THE PORCELAIN ROSE
September 24 – October 24, 2021
The porcelain rose or Etlingera elatior, a succulent plant indigenous to regions with tropical climate, encapsulates the essence of Paula Sengupta’s project. A native of the Southeast Asian humid rainforests, it is also found in the equatorial regions of Africa. The genus is named after eighteenth-century German botanist Andreas Ernst Etlinger, reflecting a well-established strategy of colonial nomenclature. The interregional associations of the plant are further enhanced by the evocation of porcelain—specialized pottery integral to Chinese art history.
An avid artist, archivist and ethnographer, Sengupta arrives at this juncture through her persistent efforts to reclaim chintz—the masterfully dyed, painted and printed cotton of Coromandel, celebrated for its hybrid and transgressive visuals. In the historical chintz textile, rich intercultural socio-religious themes such as Kalpavriksha or the wish-fulfilling tree emerge as a repository of ambiguity — the meticulously drawn vegetal forms gradually evolving into elegant birds or ferocious predators.
Camouflage or the act of concealment emerges in her recent works on display as a visual strategy to destabilize the frail boundary between serenity and uncertainty; it is also a reminder of the human condition, and of human folly in the guise of refinement.

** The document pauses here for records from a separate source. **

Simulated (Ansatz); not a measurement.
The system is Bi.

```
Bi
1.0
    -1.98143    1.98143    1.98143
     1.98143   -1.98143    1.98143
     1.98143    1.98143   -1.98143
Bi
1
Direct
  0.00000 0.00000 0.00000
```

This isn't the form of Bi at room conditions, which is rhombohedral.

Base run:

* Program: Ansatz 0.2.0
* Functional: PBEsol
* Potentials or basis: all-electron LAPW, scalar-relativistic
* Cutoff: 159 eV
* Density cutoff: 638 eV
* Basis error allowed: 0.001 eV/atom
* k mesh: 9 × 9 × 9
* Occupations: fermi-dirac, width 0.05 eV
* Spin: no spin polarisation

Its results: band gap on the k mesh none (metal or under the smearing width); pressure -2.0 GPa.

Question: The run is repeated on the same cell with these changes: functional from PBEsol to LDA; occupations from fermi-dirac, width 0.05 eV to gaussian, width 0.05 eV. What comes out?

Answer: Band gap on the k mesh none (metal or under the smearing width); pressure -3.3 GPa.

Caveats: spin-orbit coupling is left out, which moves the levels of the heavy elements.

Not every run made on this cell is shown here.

The sophisticated delineation of flora and fauna in her most recent drawings, wittily posed against paper with pressed plant specimens, compels us to see the tension between found and constructed visuals, and seemingly conclusive and preposterous narratives.
The Forest of Folly elucidates how the process of making the visuals aids the conceptual rigour. Upon settling their gaze on the picture, viewers are confronted with a majestic tiger with two tails lurking in a forest of flora-embedded rice paper. The pressed herbarium functions as the tangible residue of plants sheltering the predator as well as the wandering zebras and wildebeest. At places, the ink lines intersect with the plant specimens, pushing them to the background; in other instances, the pressed leaves are connected with brush lines to constitute branches of trees, denying a division between the figure and the ground.
About the artist
Dr. Paula Sengupta is an artist, academic, curator, and art writer. She is Professor at the Department of Graphics-Printmaking at the Faculty of Visual Arts, Rabindra Bharati University, Kolkata.
Trained as a printmaker, Paula’s repertoire as an artist includes broadsheets, artist’s books, objects, installation, and community art projects. She works across mediums that include printmaking, textiles and embroidery, papermaking, and much else. She is widely exhibited in India and abroad.
She is author of The Printed Picture: Four Centuries of Indian Printmaking published by the Delhi Art Gallery, New Delhi in 2012 and Foreign & Indigenous Influences in Indian Printmaking published by LAP Lambert Academic Publishing, Saarbrucken, Germany in 2013.
“The word “Serengeti” means ‘endless plain’ in Masai. And it is truly endless. As far as the eye can see, it is a vast, limitless grassland, extending into the horizon and beyond. These are the Savannahs that I have read about since childhood, but witnessed for the first time here. I was told that in the summer, the grass dies out and this is a brown wasteland in which predators wander at large. Now, with afternoon thunderstorms washing the plain, we saw lions nestling and strolling through the grass at sundown, while leopards lounged camouflaged in tree branches in the afternoon sun.